Thursday, 24 July 2008

Australians are staying married for longer

AUSTRALIANS are ditching the seven-year itch and staying married for longer.

The divorce rate has fallen to its lowest point in a decade, ABS Social Trends Statistics released yesterday show.

The divorce rate per 1000 people has fallen from 2.8 in 1997 to 2.5 in 2006 after hitting a decade-high of 2.9 in 2001.

In the past decade the number of divorces has fallen from 51,4000 nationally in 1996 to 51,300 in 1996.

In 1996 we were married an average of 7.7 years before separating, but we now stay together for 8.9 years - a decade-long high.

But divorce continues to have a major impact on kids - with around 50,000 children involved in divorce every year. However women are having fewer babies, and having them at a later age.

In 2006, 11 per cent of women in their mid 40s had four or more babies, compared to 35 per cent of women this age in 1976.

In 2006 more than one-third of women in their early 30s had not had any children.

Between 1995 and 2005 the number of women having their first baby at 35 increased from 5 per cent to 10 per cent.

In 1976 women had an average of 3.1 children each, but by 2006 they were having just 2.0 babies, which is below the population replacement level.

Women are increasingly swapping babies for briefcases, entering the workforce in unprecedented numbers. In 1976, 55 per cent of women worked outside of the home, but by 2006, 70 per cent of women had a paid job.

Australia's Muslim women are having more babies, the figures also reveal.

They have 2.9 babies each on average, compared to just two for non-Islamic Australian women, but there is little difference between the birth rates of Catholic and Anglican women.

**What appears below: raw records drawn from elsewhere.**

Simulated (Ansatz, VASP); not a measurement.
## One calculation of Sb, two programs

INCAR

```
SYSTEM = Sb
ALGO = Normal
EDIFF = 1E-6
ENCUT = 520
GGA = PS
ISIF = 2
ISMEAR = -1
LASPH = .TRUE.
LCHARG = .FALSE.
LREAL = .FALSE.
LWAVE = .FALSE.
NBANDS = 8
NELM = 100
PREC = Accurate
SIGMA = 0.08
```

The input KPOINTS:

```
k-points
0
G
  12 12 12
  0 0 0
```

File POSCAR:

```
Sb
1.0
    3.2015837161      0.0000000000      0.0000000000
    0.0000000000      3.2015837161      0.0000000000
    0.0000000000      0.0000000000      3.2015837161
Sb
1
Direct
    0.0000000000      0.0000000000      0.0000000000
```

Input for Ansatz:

Women from those religions average 2.1 babies each.

West Brunswick mother of two-year-old twins, Emilia Berryman, reflects the trend towards older mums. She is now 38 and had Jack and Thomas when she was 35.

"I guess I met my husband later in life, but it was after I had done a lot of travelling and other things," Ms Berryman said.

They now plan to have a third child. She has taken redundancy to become a full-time mum.